I am working on a binary classification using random forest with a dataset size of 977 records and 6 columns. class ratio is 77:23 (imbalanced dataset)
Since, my dataset is small, I learnt that it is not advisable to split using regular train_test split of 70 and 30.
So, I was thinking to do repeatedKfold CV. Please find my code below
Approach 1 – Full data – X, y
rf_boruta = RandomForestClassifier(class_weight='balanced',max_depth=3,max_features='sqrt',n_estimators=300)
cv = RepeatedStratifiedKFold(n_splits=10, n_repeats=100)
scores = cross_val_score(rf_boruta,X,y, scoring='f1', cv=cv)
print('mean f1: %.3f' % mean(scores))
But I see that we have full input data X
passed at once to the model. Doesn't this lead to data leakage? Meaning, if I am doing categorical encoding, we have to do based on all categories encountered in full dataset. Similarly, consider if a dataset ranges from the year 2017 to 2022. It is possible that model uses 2021 data in one of the folds and validate it on the 2020 data.

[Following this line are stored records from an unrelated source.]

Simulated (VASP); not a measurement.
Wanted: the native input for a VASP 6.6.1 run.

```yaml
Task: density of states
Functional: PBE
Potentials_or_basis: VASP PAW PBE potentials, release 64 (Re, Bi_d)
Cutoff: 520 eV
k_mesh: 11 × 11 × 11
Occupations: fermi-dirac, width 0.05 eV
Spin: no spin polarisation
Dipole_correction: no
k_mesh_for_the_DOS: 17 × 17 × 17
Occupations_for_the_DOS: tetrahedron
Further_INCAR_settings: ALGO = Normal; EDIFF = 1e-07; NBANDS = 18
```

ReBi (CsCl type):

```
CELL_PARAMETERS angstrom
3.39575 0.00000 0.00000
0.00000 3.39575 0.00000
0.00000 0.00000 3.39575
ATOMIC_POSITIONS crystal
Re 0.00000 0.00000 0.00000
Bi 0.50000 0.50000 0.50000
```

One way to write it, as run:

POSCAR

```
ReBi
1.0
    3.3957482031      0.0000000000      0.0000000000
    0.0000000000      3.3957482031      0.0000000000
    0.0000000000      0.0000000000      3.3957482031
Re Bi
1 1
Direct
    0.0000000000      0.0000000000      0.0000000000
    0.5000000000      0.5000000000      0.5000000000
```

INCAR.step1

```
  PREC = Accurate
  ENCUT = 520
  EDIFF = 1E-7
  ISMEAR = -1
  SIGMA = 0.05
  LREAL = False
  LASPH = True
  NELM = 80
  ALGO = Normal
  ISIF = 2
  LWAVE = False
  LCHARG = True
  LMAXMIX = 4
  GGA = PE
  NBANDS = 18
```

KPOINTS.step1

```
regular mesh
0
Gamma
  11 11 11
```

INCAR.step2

So, is it right to use repeatedKfold
like the below?
Approach 2 – only train data – X_train, y_train
rf_boruta = RandomForestClassifier(class_weight='balanced',max_depth=3,max_features='sqrt',n_estimators=300)
cv = RepeatedStratifiedKFold(n_splits=10, n_repeats=100)
scores = cross_val_score(rf_boruta,X_train,y_train, scoring='f1', cv=cv)
print('mean f1: %.3f' % mean(scores))
I ask because the tutorials that I see online here and here all use full dataset (X,y) as input to RepeatedKfold
Can help me understand which will be the best approach to use?
Best Answer
The KFold is used to estimate the performance, not to tune the hyper-parameters. Therefore, you should use the full dataset, and it does not cause data leakage. The test is always performed on a holdout set. Repeating this procedure multiple times is just Repeated KFold. Note that KFold CV is different than time series CV, and it assumes no temporal dependency between the samples.